You can tell that Hitchcock was expecting the Smith breakout and was well prepared for it. Smith only has two options to pass to. They send in all 3 forwards - Pitlick attacks Smith behind the net to force the puck to one side (Brodie) while Faksa is positioned strongly on the boards to take away that option.
Roussel will veer towards Dougie on the attack just to make sure Smith doesn't try to reverse it to him, then cuts right to the middle to take away the cross-ice pass. Brodie actually had a good idea here - he used the “puck off the boards behind the back” trick to momentarily make Pitlick get into Faksa’s way, and for a moment Brodie has some space.
Dougie, reading off Brodie, cuts behind Smith, anticipating the D-to-D pass behind the net. All Brodie had to do here was kick the puck up to his blade and dish it off quickly to Dougie, and two Dallas forecheckers would have been stuck on the weak side with the puck quickly advancing back up the ice.
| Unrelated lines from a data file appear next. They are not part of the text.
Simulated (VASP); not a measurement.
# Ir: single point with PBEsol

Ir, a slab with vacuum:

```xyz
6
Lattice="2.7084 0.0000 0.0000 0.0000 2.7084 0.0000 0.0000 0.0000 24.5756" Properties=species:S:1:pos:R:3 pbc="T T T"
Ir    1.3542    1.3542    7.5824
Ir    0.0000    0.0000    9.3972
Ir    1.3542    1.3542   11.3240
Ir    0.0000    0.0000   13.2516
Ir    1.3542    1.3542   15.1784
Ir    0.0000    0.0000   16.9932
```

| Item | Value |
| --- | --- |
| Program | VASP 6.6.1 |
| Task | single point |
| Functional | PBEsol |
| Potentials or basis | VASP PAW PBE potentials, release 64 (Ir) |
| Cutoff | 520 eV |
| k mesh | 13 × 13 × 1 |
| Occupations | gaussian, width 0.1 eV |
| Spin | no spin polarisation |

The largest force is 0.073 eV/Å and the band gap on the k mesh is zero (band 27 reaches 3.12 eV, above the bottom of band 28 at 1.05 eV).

Of course, that didn’t happen. Brodie misses the puck with his skate, gets double teamed here, and Backlund did not give him proper puck support on the wall. In addition, Dougie, who was expecting the aforementioned setup, realizes far too slow that both his teammates have actually lost the puck battle and is left in no man’s land.
So how do you improve this breakout when teams have figured it out? People who point to a lack of forward support have it correct - there is puck support, just not the proper kind suitable for this play. Backlund's role here (as shown by the 2nd image above) is to give puck support to whichever defenceman gets the pass on the wall, to help chip it out to the wingers.
What I think he
should be doing, as well as all the other centers, is presenting himself as a 3rd option in the slot. In the PGT I pointed to
Justin Bourne's TheScore article on why that was a way better option than just hoping to rifle it around the boards and out. It's just not feasible to forecheck both defenders, the goalie and the center all at once, and the Flames should be capitalizing on that.
My suggestion here when Smith has a forechecker on him behind the net is to have the center follow the puck down low instead of turning to the boards, then swing past the front of the net in the opposite direction to whichever the other team is trying to corral the puck. You can swing past in the same direction as well (green arrow) but you’d be advancing the puck starting from a position closer to the two strong-side forecheckers, a much riskier position.
Because you've effectively trapped 3 forecheckers in deep and have speed coming out of your zone, this kind of a breakout should only be contested in the neutral zone by the two dmen still hanging back while getting no help from their forwards. This should free up 1 dman to join the rush as well.